Quantitative Indicators

It is often necessary to demonstrate the impact of your research in numbers. There are unlimited quantitative indicators that can be used, the difficulty is to choose the right ones for your research project.


Quantitative indicators can be useful when measuring the scientific impact of research, or when you want to strengthen for example your impact story with metrics . Different disciplines have different forms of publishing so also the evaluation methods should vary. It is therefore important to keep in mind, that comparing different disciplines with same indicators is not always advisable. The Declaration on Research Assessment (DORA) is based on the need to improve the ways in which the outputs of scholarly research are evaluated. It doesn't mean that bibliometrics should not be used when evaluating research, but that scientific output must be measured accurately and evaluated wisely.

Traditionally research impact has been measured by bibliometric indicators such as:

  • Number of publications
  • Quality of publications, i.e. Impact Factor value
  • Visibility of publications, i.e. the number of publications in citation databases (Scopus and Web of Science)
  • Impact of publications, i.e. the number of citations they have received
  • Researcher's H-index
  • Researcher's cooperation network, i.e. the number of co-authors and affiliated organizations in publications.


Altmetrics is an interesting addition to the traditional bibliometrics. Altmetrics measure the impact of publications (e.g. articles, books) in social media and other social networking services by tracking for example the number of downloads, mentions on news sites, tweets, likes and traditional citations. Altmetrics help assess the impact of publications quicker than traditional citation-based metrics.

Tweets and mentions on news sites may accumulate very quickly after publication, whereas for citations this may take months, even years. The most prominent altmetrics service is Altmetric.com. The service is used by countless international publications, which use the attention score provided by Altmetric.com to indicate the impact of articles.

To have your publications included in altmetrics data aggregation, they must have a persistent identifier, such as for example:

  • DOI: articles published through various publication channels, also for example data sets
  • ISBN: books
  • URN: various publication type

Other quantitative indicators

Other useful quantitative indicators can include:

  • Number of IPRs, patents, spin offs, new products, new jobs
  • Uptake of results by x number of end users
  • Savings in production costs, energy, time etc.
  • Number of seminars/workshop organised
  • Number of appearances in social media/press
  • Number of stakeholder contacts
  • Number of courses/seminars organized based on research results
  • Participation in committees, councils and working groups (incl. in companies), parliamentary hearings.

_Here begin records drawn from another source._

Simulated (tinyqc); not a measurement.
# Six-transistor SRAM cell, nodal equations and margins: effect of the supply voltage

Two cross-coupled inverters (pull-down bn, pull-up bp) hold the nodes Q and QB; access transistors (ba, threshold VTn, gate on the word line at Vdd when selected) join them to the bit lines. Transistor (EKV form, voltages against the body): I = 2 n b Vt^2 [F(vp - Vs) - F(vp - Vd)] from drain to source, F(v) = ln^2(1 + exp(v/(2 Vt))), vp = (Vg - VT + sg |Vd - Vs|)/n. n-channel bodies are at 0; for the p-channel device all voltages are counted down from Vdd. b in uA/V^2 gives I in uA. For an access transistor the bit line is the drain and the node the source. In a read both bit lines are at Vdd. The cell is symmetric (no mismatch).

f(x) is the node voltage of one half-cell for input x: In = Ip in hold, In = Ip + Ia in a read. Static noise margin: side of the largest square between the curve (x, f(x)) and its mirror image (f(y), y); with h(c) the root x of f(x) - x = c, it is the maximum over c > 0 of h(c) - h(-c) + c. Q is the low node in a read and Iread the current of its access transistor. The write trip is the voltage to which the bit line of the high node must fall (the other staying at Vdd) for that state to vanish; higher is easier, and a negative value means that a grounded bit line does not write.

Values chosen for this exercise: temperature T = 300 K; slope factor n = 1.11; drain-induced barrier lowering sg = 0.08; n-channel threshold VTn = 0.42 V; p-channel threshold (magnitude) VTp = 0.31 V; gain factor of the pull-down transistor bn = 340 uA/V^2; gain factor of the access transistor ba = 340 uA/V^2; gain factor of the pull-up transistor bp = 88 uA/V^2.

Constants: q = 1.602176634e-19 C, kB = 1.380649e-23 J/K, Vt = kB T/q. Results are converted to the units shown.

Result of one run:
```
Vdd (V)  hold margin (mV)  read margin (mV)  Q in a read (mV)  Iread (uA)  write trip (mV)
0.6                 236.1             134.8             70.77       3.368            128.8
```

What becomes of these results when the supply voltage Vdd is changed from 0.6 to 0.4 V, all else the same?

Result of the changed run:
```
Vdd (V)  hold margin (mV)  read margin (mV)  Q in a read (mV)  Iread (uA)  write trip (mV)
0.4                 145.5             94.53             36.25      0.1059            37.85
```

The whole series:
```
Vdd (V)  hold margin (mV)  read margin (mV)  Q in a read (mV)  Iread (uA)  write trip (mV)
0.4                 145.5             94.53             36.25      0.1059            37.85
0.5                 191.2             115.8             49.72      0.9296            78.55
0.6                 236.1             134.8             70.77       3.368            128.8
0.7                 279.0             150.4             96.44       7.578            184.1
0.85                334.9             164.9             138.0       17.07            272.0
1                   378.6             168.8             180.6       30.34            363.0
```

The Horizon Europe has defined their own set of indicators for scientific, societal and economic impact to report the impact of the funding program. These indicators might be useful when you are planning a HEU proposal.

UN SDG Indicators

As the connection between research and the United Nation Sustainable development Goals (UN SDGs) becomes more and more important, it might be useful to take a look at the indicators the UN has set to measure the achievement of each goal and their targets. For example:

Goal Number Description Target Indicator (one of many)
3 Ensure healthy lives and promote well-being for all at all ages By 2030, reduce the global maternal mortality ratio to less than 70 per 100,000 live births Maternal mortality ratio
12 Responsible consumption and production By 2030, ensure that people everywhere have the relevant information and awareness for sustainable development and lifestyles in harmony with nature Extent to which (i) global citizenship education and (ii) education for sustainable development (including climate change education) are mainstreamed in (a) national education policies; (b) curricula; (c) teacher education; and (d) student assessment.

If you can find the link between your research and the UN SDGs, why not check whether the indicators that measure the advancement of the targets could be used to measure also your research impact.